In May of 2016, Anthony Novak of Parma, Ohio, spent four days in jail for making fun of his local police department. The cause of this unfortunate encounter with law enforcement was his decision to engage in the longstanding American tradition of political parody by creating a spoof Facebook account of his local police department.

In order to make his parody work, Novak needed to make the page look convincing at first glance, so he copied the name and profile picture of the official Facebook account of the City of Parma Police Department. Although a quick look might have been enough to fool some people, a closer read revealed the page’s unserious nature. The parody page lacked the Facebook designations for an authenticated government‐​associated page, and in its short twelve hours of existence the page amassed only seven posts. The first six posts advertised outlandish initiatives such as a free abortion program offered by the Parma Police and a modest proposal to rid the city of its homeless population through a program of starvation.

To keep up the joke, Novak deleted comments left on his posts indicating that they were inauthentic. After learning that the police were investigating the account, he made one final entry in his string of outrageous posts. Novak copied the Department’s clarification on its official page indicating that it was aware of the parody account and that Novak’s page was not associated with the department.
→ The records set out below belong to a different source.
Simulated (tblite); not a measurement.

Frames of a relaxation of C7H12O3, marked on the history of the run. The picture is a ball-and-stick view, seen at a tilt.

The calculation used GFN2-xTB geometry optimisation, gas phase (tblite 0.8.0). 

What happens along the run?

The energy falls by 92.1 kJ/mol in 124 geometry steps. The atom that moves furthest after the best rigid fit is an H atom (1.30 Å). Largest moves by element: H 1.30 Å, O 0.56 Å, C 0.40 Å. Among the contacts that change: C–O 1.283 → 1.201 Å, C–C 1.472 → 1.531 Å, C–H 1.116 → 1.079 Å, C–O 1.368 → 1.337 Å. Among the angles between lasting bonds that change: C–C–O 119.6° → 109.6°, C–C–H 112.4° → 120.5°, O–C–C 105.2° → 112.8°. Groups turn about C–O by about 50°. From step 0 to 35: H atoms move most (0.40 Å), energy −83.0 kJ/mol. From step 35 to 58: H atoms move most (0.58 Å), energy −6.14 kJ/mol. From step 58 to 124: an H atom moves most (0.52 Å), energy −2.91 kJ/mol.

Novak was arrested nearly a month after he stopped posting to Facebook and charged with “disrupting police operations” under Ohio law. Fortunately for Novak, a jury of his peers saw the absurdity of the government’s humorless prosecution and acquitted him at trial. Novak then sought to vindicate his First and Fourth Amendment rights by filing suit against the city and arresting officers.

The officers asserted qualified immunity and moved to dismiss Novak’s suit, but their motion was initially denied by the district court and the denial was affirmed by the Sixth Circuit. On remand, however, the officers asserted qualified immunity again, and this time, the district court granted the officers qualified immunity and found that the City of Parma was also not liable. Novak appealed to the Sixth Circuit, where Cato and the ACLU filed an amicus brief arguing that his First Amendment rights were clearly violated. The Sixth Circuit affirmed the grant of qualified immunity, concluding that Novak’s deletion of comments from his Facebook posts and copying of the department’s clarification may have been unprotected “conduct” as opposed to protected speech under the First Amendment.

Novak, now represented by the Institute for Justice (IJ), has petitioned the U.S. Supreme Court to hear his case, and Cato has filed an amicus brief in support of his petition. We argue that the First Amendment protects online parody, including parodies using the novel medium of social media. The brief further argues that the Sixth Circuit erred in concluding that Novak’s “conduct” on Facebook is distinct from his speech. Finally, the brief explains why speech that is protected by the First Amendment cannot serve as the basis for probable cause to arrest. The Sixth Circuit’s erroneous logic would enable the government to criminalize a broad range of speech, so long as the government prosecutes under laws that don’t explicitly single out speech. This practice violates the First Amendment, and the Supreme Court needs to put a stop to it.